Friday, March 25, 2016

Sibling Assignment #178: Meditation Upon Life Coming from Death

I made this Sibling Assignment in anticipation of Easter.  Here it is:

Back at Whitworth, the Chaplain's office used to put together a book of meditations for the season of Lent that reflect upon some aspect of the forty days leading up to Easter.

Let's pretend we are at Whitworth.  Each of us has been asked to contribute a Lenten meditation and we were asked to write about one of three topics  -- or a combination of them:


Christy's meditation upon self-discipline and creativity is here and I'll post a link to Carol's post when she completes it.

I've been out and about the last few days taking pictures of life beginning to bud on tree branches or of new blossoms having sprung to life on cherry trees, dogwoods, and other plants all around the D. C. Metropolitan area.

Although I'm sure it can all be scientifically explained, all the same, I experience seeing floral life spring from what looks like lifeless tree branches or to have daffodils and crocus and tulips and other spring flowers suddenly break through the ground where there appeared to be nothing as a great mystery.

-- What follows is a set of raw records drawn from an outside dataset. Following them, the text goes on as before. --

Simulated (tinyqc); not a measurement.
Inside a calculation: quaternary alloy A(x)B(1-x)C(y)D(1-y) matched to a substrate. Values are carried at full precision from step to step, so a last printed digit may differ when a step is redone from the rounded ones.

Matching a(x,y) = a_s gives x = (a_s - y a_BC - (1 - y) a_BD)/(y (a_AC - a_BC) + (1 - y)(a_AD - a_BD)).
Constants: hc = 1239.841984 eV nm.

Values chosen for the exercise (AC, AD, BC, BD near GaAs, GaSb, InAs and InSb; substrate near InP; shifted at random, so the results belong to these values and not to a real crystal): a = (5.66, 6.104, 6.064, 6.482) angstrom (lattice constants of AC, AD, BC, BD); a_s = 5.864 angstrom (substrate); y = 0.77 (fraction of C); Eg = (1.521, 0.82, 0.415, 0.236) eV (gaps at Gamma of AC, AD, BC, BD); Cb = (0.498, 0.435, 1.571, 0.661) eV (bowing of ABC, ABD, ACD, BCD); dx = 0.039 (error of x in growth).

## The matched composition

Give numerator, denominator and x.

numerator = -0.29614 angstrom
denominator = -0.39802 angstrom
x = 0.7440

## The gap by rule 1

It reminds me during the Lenten season and on into Easter that I am untroubled by my own doubt and others' doubt about whether the resurrection of Jesus was an historical occurrence.  It might have been and, if so, it's a physically miraculous event.

The deeper truth of Easter, though, does not depend on a whether the resurrection physically happened and, knowing this relieves me of all concern when I doubt that it did.

The deeper truth is that in every moment of every day, resurrection happens. It's ongoing. It's a deeply embedded aspect of reality and, to me, a mysterious aspect of reality.

In the physical world, I am most aware of springtime as the season of resurrection as life springs from lifeless appearing dormancy or as certain animals awake from a death-like hibernation.

I also have experienced and I witness cycles of life/death/resurrection in my own inward life and in the inward lives of people I know.

On several occasions, I have, like Christ, but within myself, descended into hell and felt inwardly dead. Most often, it's been in the face of loss or separation or as a result of my own failure that I have died within myself. I've also experienced being in a coma -- it was as if I were dead to the world -- and I've been very ill on two or three other occasions when it felt like I was nearly dead.

But, resurrection, mysteriously, happens. Like Christ, who ascended out of hell, who emerged from the tomb, that same pattern of coming alive again happened to me. I didn't remain in despair. I recovered from illness. I once was dead, but now I live.

I've seen this same pattern in others -- I've seen people close to me be all but destroyed by experiencing bad things, say, in relationships, come back from the dead, become animated again, experience a resurrection of purpose and meaning again in their lives.

Resurrection happens in acts of forgiveness, in moments of grace, in deeds of generosity and giving. When forgiveness, grace, or generosity happens, both the one who is forgiving or generous and the one who receives this is transformed, often out of darkness, a kind of death, into light and life again.

In my daily prayers and in my life of worship and in my life of seeking the way of Truth, I have had to and continue to have to understand the deep mysteries of life and of Supreme Being, of God, on my own terms, in my own language, with my own stories, and often with my mouth shut.

I am most animated in life by what I experience, not by what I believe.  I'm happy to say, much like I experience gravity (so I don't have to bother believing in it), I experience God. I don't have to bother believing.

Likewise, all the time, I experience the resurrection. I don't need to bother with believing. New life springs from dead life within me and around me with the same sureness as a book hits the ground when I drop it.

Why our lives have been blessed with gravity and resurrection and renewal and healing and goodness and the presence of the God, I don't know.

I am always experiencing these mysteries and they matter to me more than anything.